Great recipe - it was a big hit at the 4th of July cookout we attended this year! I followed the recipe exactly as written except I added a bit more fresh basil and I did not chill for the full 8 hours. Two hours of chilling was perfectly adequate. Delicious!
New Potato Salad
Yield: 8 servings
- 4 pounds new potatoes
- 1/4 cup white vinegar
- 2 garlic cloves
- 1 teaspoon sugar
- 1/2 teaspoon salt
- 1/2 teaspoon pepper
- 3/4 cup olive oil
- 2 tablespoons chopped fresh basil
- 2 pints grape tomatoes*
- 1/3 cup chopped purple onion
- 8 bacon slices, cooked and crumbled
- Cook potatoes in boiling water to cover 25 to 30 minutes or just until tender; drain and cool. Cut potatoes in half, and set aside.

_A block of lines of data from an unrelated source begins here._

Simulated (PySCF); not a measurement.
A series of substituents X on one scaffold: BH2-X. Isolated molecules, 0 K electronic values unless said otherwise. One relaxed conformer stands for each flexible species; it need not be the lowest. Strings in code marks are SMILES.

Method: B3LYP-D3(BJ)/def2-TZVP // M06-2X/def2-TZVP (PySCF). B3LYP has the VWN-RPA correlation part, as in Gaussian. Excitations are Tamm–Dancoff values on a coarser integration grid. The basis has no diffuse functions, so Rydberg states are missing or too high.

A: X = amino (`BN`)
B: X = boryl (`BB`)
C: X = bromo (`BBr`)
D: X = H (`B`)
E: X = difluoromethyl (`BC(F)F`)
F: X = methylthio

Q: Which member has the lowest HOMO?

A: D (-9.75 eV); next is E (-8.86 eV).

- Process vinegar and next 4 ingredients in a blender, stopping to scrape down sides. Turn blender on high, and gradually add oil in a slow, steady stream. Stir in chopped basil.
- Place potato, tomatoes, and onion in a large bowl. Drizzle with dressing; toss gently. Cover and chill 8 hours. Top with crumbled bacon just before serving.
- * 2 large tomatoes, seeded and chopped, may be substituted.